Omri Ceren has sent out two messages today on developments related to the arrangement in process with Iran. They will come as a surprise to no one. In the first, Omri expanded on the Reuters story reporting “No breakthrough between Iran and UN nuclear watchdog” on the nondisclosure of past nuclear work conducted by Iran’s military. For those keeping score at home, the second of the two messages provides this preview of the fiasco to come complete with a nausea inducing quote from Obama to make a point:
Last week’s speech by Supreme Leader Ayatollah Ali Khamenei laid down two new red lines. First, he said that there would be no inspections of atomic work on military sites, let alone the snap inspections that the IAEA has long insisted were necessary. Second, he said that sanctions relief would have to be immediate. Both of these contradicted the framework agreement, as described by the factsheet that the administration presented to lawmakers and the public.
Regarding inspections, the factsheet had stated “Iran will be required to grant access to the IAEA to investigate suspicious sites or allegations of a covert enrichment facility, conversion facility, centrifuge production facility, or yellowcake production facility anywhere in the country.” It has to be that way so inspectors can baseline what the Iranians are doing and make sure they’ve stopped. Regarding phased sanctions relief, the factsheet had stated “U.S. and E.U. nuclear-related sanctions will be suspended after the IAEA has verified that Iran has taken all of its key nuclear-related steps.” It has to be that way to keep the Iranians honest, since they’d have no incentive to uphold the deal if the sanctions regime was torn down all at once.

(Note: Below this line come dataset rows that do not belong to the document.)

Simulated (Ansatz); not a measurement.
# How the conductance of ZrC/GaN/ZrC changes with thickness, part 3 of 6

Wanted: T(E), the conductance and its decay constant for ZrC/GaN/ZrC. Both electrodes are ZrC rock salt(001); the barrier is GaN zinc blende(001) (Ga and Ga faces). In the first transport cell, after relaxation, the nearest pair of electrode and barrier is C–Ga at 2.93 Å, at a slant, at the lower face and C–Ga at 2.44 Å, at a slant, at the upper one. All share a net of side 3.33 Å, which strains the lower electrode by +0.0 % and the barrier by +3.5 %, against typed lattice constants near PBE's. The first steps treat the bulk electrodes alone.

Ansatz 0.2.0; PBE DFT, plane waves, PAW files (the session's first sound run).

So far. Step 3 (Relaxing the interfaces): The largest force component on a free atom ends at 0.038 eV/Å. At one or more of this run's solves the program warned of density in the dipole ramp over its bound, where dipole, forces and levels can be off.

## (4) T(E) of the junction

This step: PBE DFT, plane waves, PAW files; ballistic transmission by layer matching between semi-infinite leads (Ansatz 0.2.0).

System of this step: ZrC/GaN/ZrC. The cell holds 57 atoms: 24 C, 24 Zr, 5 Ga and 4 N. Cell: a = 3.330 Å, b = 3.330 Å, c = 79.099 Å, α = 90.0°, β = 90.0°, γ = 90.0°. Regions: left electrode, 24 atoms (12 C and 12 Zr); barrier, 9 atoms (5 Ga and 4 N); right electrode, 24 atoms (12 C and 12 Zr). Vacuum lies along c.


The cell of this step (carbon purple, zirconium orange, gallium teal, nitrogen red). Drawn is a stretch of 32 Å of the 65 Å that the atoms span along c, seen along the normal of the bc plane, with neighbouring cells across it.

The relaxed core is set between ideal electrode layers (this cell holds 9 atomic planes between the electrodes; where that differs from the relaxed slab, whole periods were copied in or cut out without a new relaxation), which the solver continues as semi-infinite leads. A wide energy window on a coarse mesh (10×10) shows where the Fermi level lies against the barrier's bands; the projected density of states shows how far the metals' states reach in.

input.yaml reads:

Khamenei’s speech created a firestorm of criticism. If his interpretation was correct, the US would have no ability, first, to detect, and second, to respond, to Iranian cheating.
The administration responded by telling lawmakers and journalists that the factsheet was accurate and that Khamenei’s speech was just for domestic consumption. Critics responded that the issue wasn’t about who was lying. Instead the concern was that the Americans would fail to stand up to the Iranians, even at the expense of contradicting the White House’s original (maybe originally accurate) factsheet. The Iranians, after all, have 100% record of ‘winning’ factsheet disputes with the Obama administration.
The critics appear to have been justified in their concerns. The administration appears to be conceding to the new demands.
On inspections, [White House national security adviser Ben] Rhodes started floating language last week indicating that the White House was preparing to cave. See my last email for his exact quote from Panama [“there will have to be the ability for the IAEA to conduct inspections that are consistent with what is in framework… if the United States and other countries, again, present information and seek access through the IAEA to those sites”], but it now appears that the administration will accept some kind of mechanism that falls far short of the “anytime, anywhere” inspections that had long been touted. Instead inspectors will have to make a request to Iran, then the Iranians will get to evaluate it, and then they’ll decide whether or not to grant access. If they ever do grant access to any military site – which they’re currently refusing to do, even while under sanctions – enough time will have passed for them to have moved or destroyed any evidence.
On immediate sanctions relief, President Obama was just asked point blank whether he would rule out lifting Iran sanctions at time of nuclear deal. The President pointedly refused, instead talking about “creative negotiations”:
“With respect to the issue of sanctions coming down – I don’t want to get out ahead of John Kerry and my negotiators in terms [of] how to craft this. I would just make a general observation and that is that how sanctions are lessened, how we snap back sanctions if there’s a violation – there are a lot of different mechanisms and ways to do that. Part of John’s job and part of the Iranian negotiators’ job and part of the P5+1’s job is to sometimes find formulas that get to our main concerns while allowing the other side to make a presentation to their body politic that is more acceptable. Our main concern here is making sure that if Iran doesn’t abide by its agreement that we don’t have to jump through a whole bunch of hoops in order to reinstate sanctions. That’s our main concern. And I think that goal, of having, in reserve, the possibility of putting back and applying forceful sanctions, in the event of a violation, that goal can be met. And it will require some creative negotiations by John Kerry and others, and I’m confident that we’ll be successful.”
For the last quote, Omri links to this video (timestamp 6:03).